We're all brought up to share and share alike - but are modern mums taking sharing too far? New research reveals young mums under 35 are a whopping five times more to likely discuss intimate parenting and birth issue than their own mothers were.

Or is sharing a good thing between new mums and mums to be?

Or is sharing a good thing between new mums and mums to be?

Among the subjects, young mums are happy to share include the best sex positions to conceive in, whether to wax or shave for birth and even how their vaginas have changed after having children.

For the many of the older generation, this is seen as a step too far, with a third of grans thinking modern mums ‘share way too much’. But as the editor of a parenting site, I see how very valuable this so-called ‘oversharing’ really is. With 91 per cent of young mums happy to share their most personal thoughts and problems, I believe having ‘no filter’ is a good thing and is even improving mums’ mental health.
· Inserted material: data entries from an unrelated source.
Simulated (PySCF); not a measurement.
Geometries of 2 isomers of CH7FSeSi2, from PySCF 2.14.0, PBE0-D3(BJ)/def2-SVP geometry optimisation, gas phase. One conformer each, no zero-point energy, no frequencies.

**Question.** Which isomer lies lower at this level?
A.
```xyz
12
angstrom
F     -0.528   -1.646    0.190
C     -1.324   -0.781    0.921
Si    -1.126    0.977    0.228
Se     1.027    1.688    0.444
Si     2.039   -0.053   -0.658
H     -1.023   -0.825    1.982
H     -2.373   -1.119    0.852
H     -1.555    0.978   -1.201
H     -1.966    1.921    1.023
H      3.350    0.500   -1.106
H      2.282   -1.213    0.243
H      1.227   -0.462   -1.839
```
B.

In the past, conception, pregnancy and birth were seen as almost shameful and certainly not something to discuss. In the words of one 96-year-old I spoke to this week ‘you just had your baby and got on with it’. But who knows how many mums from the past were left to struggle, masking tears, fears and even post-natal illness, as they weren’t allowed to speak out?

I strongly believe sharing - which is just another word for supporting each other and being honest - is something positive, not something we should be keeping quiet.

Whether you share with friends online, in real life or both, you’re helping to break down barriers, end taboos and ensure all of us are better equipped to cope with the rollercoaster ride of becoming a mum.

Without ‘over-sharing’, all we have to go on are sanitised, expert versions of what parenting should be like. We all know this isn’t reality, and sharing lets mums find out the truth not the ‘textbook.’

We also all know motherhood doesn’t always go to plan, so being able to show and talk about when things aren't quite what we'd expected helps mums to be prepared.

Hearing another mum 'oversharing' is very helpful. For example, you might poo or throw up in in labour. While finding out that fact isn’t great, it helps you and your partner prepare and know it’s normal if it does happen.

And the more we talk about the tough stuff - from infertility to miscarriage to abuse and mental health - the stronger we become in dealing with it.

I’ve seen these countess times, with our miscarriage videos being some of the most-watched on the site as they give comfort and hope to other mums grieving and going through the same process. Is it personal? Absolutely. But is it oversharing to talk about a life-changing event and ask for some support? No, it’s simply human nature to reach out to ask for help. 

Our motto at ChannelMum.com is ‘You Are Not Alone’ and mums need to know whatever they are going through, someone else has experienced the same and is there to support them. The old adage is ‘it takes a village to raise a child’ so by sharing everything that means, we can build a better, more open and more honest world which both children and parents deserve.